Need to speed up SQL Server SP that uses system metadata - sql-server

Let me apologize in advance for the length of this question. I don't see how to ask it without giving all the definitions.
I've inherited a SQL Server 2005 database that includes a homegrown implementation of change tracking. Through triggers, changes to virtually every field in the database are stored in a set of three tables. In the application for this database, the user can request the history of various items, and what's returned is not just changes to the item itself, but also changes in related tables. The problem is that in some cases, it's painfully slow, and in some cases, the request eventually crashes the application. The client has also reported other users having problems when someone requests history.
The tables that store the change data are as follows:
CREATE TABLE [dbo].[tblSYSChangeHistory](
[id] [bigint] IDENTITY(1,1) NOT NULL,
[date] [datetime] NULL,
[obj_id] [int] NULL,
[uid] [varchar](50) NULL
This table tracks the tables that have been changed. Obj_id is the value that Object_ID() returns.
CREATE TABLE [dbo].[tblSYSChangeHistory_Items](
[id] [bigint] IDENTITY(1,1) NOT NULL,
[h_id] [bigint] NOT NULL,
[item_id] [int] NULL,
[action] [tinyint] NULL
This table tracks the items that have been changed. h_id is a foreign key to tblSYSChangeHistory. item_id is the PK of the changed item in the specified table. action indicates insert, delete or change.
CREATE TABLE [dbo].[tblSYSChangeHistory_Details](
[id] [bigint] IDENTITY(1,1) NOT NULL,
[i_id] [bigint] NOT NULL,
[col_id] [int] NOT NULL,
[prev_val] [varchar](max) NULL,
[new_val] [varchar](max) NULL
This table tracks the individual changes. i_id is a foreign key to tblSYSChangeHistory_Items. col_id indicates which column was changed, and prev_val and new_val indicate the original and new values for that field.
There's actually a fourth table that supports this architecture. tblSYSChangeHistory_Objects maps plain English descriptions of operations to particular tables in the database.

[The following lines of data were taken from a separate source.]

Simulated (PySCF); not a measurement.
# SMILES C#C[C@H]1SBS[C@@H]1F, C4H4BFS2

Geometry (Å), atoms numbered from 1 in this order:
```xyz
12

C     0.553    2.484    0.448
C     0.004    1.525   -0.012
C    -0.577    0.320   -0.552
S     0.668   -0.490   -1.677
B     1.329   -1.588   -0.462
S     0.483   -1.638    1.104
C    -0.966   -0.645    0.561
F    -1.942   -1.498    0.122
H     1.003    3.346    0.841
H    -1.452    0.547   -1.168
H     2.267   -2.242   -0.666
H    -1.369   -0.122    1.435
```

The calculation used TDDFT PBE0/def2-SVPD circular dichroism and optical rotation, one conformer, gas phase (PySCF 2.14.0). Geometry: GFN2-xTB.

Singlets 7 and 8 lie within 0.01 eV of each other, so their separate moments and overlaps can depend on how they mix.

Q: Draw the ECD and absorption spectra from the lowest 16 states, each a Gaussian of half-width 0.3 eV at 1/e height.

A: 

The code to look up the history for an item is incredibly convoluted. It's one branch of a very long SP. Relevant parameters are as follows:
#action varchar(50),
#obj_id bigint = 0,
#uid varchar(50) = '',
#prev_val varchar(MAX) = '',
#new_val varchar(MAX) = '',
#start_date datetime = '',
#end_date datetime = ''
I'm storing them to local variables right away (because I was able to significantly speed up another SP by doing so):
declare #iObj_id bigint,
#cUID varchar(50),
#cPrev_val varchar(max),
#cNew_val varchar(max),
#tStart_date datetime,
#tEnd_date datetime
set #iObj_id = #obj_id
set #cUID = #uid
set #cPrev_val = #prev_val
set #cNew_val = #new_val
set #tStart_date = #start_date
set #tEnd_date = #end_date
And here's the code from that branch of the SP:
create table #r (obj_id int, item_id int, l tinyint)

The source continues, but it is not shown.